It's our pricing. Sorry, that's what it is because the value is there. All right, then when you compete against bigger guys, focus on quality over quantity. So focus on quality over quantity. Make sure everything that you do, every interaction that you have that client is world class. Make sure you follow up.
Make sure if you commit that you're going to get them something by a certain date, you get it a day earlier. So always build some lag time into your commitment so you can always over deliver. Make sure that when you roll a truck to a job site, that truck has been through the car wash and it's clean. Make sure that your guys in the field have clean uniforms.
Everything that you do to focus on quality is going to make you stand out and allow you to compete against the bigger guys. I don't know how many times we've closed deals at OGGN because people appreciate the quality of our audio. That's such a simple thing but the quality of our podcast audio is so good and by the way, people wasn't always that good.
It took us a long time to get there but that when people listen to our podcast to go, man, this is what I want to represent my brand is this quality of audio. So always focus on quality over quantity. Yeah. I don't have a lot to add there but I do want to take one step back or a few steps back to talking about competitive intelligence.
I think we didn't really hit on that or is that something we're going to cover? We're getting to. We're getting there. Yeah. I have a lot to share there. I would just say follow through on your commitments.
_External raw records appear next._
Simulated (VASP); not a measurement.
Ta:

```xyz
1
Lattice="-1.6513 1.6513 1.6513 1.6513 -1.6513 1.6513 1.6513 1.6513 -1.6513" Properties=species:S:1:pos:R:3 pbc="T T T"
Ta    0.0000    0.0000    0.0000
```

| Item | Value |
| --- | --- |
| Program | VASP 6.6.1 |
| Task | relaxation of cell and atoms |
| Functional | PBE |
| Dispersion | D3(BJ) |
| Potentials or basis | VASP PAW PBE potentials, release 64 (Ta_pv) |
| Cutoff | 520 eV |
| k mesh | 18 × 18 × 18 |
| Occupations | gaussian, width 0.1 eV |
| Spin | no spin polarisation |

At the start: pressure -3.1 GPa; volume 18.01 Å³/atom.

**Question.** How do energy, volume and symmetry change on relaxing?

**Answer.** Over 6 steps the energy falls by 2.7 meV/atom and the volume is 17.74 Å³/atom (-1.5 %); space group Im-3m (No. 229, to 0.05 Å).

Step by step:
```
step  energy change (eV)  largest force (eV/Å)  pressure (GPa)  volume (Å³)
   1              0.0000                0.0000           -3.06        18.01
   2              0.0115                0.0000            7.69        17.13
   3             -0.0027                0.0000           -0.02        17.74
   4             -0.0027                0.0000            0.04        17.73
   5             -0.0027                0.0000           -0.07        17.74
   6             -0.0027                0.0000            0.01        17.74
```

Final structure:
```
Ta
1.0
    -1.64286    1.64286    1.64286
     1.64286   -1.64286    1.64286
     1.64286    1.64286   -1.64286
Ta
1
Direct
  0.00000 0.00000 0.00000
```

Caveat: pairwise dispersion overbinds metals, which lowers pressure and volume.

I mean, that's like the most common thing in business but like if I say, hey, I'm going to send you an email tonight, I'm going to send them an email tonight. Doesn't matter what, right? Do what you say you're going to do. I'll get you something by money. I would always say end of day versus like into the business day but the end of the day
EOD but whatever you commit to, whatever you do, you really just need to do what you say you're going to do and if people can rely on that, they'll trust anything else you say because they need to know what's true and untrue when they're trying to make a decision and so if they just know that if they talk to you, you're going to give them the straight deal, how it is and they can make good decisions based on good data. Everything else falls into place but like being prepared, being put together, like taking
care of your stuff, all of that goes into this person is going to follow through and this person is going to deliver and this person is reliable and consistent and I want to work with this type of person. Yeah, and to Matt's point, even if that news is bad news, share it as soon as you know it, right? You will get respect for that.
Your competitors are going to try to sales-wash everything. You make sure that you respectively tell your buyers the truth and I promise you, they may not be happy but they'll respect you and it gives you a competitive edge. Oh my gosh, yeah, I'm glad you brought that up because that is so important, like you don't want to cover anything up. You're dealing with big equipment, you're dealing with big contracts, like if something's
going wrong, it's better to say it upfront and it's better to let them know because you don't want to have to ever backtrack on what you're saying. You never want to, like it's always harder later to deal with it. So deal with like the molehill, not the mountain, right? Yep. Okay.
Now, here's the next thing you can do that's different for bigger competitors. Stay up to date with industry trends and make sure that you do market research continuously and incorporate that research and that data in your business. Your bigger competitors are so used to being the bigger person, they don't do this. They don't know what trends are happening this week. They may know the trends from last year or three years ago, right?
Or whatever their outside consultants have told them but they're not up to date and doing market research and staying up to date with industry trends and incorporate that in your business is going to set you eons ahead of your competitors. There we go, Matt. There's your layup for the market research. Well, yeah.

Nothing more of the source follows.